Weird Linear Layer Behaviour when using ModuleList

Kale-ab_Tessera · October 13, 2019, 10:40am

So I have a list of layers and I apply a mask to some of the weights in the layers, by doing the following:

 def forward(self, input, mask=None):
        if mask is not None:
            self.weight.data.t().mul_(mask)
        f = F.linear(input, self.weight, self.bias)
        return f

This works when I store the list of layers like self.hidden_layers = [], but when I change this to self.hidden_layers = nn.ModuleList() the mask code above doesn’t work.

This is how I append to the list of layers:

        for i in np.arange(self.num_hidden_layers - 1):
            self.hidden_layers.append(LinearAutoMl(hidden_size, hidden_size).to(device))

Any reason why using ModuleList would do this?

Kale-ab_Tessera · October 13, 2019, 11:00am

Fixed it by changing line of code that applies the mask to
self.weight = nn.Parameter(self.weight * mask.t()) .

albanD · October 13, 2019, 11:30pm

Does the following works?

with torch.no_grad():
    self.weight.mul_(mask.t())

Kale-ab_Tessera · October 24, 2019, 7:03am

So that worked. Any reason why the above 2 methods don’t work?

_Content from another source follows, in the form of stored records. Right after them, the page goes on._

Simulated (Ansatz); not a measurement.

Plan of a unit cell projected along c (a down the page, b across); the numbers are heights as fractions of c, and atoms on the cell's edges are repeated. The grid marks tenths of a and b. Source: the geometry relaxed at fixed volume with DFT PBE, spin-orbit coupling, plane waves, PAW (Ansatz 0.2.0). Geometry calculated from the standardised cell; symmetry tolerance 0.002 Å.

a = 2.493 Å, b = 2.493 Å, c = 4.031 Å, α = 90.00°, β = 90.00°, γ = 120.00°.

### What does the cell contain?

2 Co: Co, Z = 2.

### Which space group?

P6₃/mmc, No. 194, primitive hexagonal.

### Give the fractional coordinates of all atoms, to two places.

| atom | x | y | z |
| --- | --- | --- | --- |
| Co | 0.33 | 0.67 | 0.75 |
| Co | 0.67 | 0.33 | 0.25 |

albanD · October 24, 2019, 2:27pm

.data should not be used anymore as it has weird semantic.
And rewrapping into an nn.Parameter has the side effect of calling .detach(), meaning that you would get a brand new set of parameters that are not necessarily the same as the ones you passed the optimizer.

SimonW · October 24, 2019, 2:32pm

also you are changing weight in place at every forward, which is likely not what you want to do.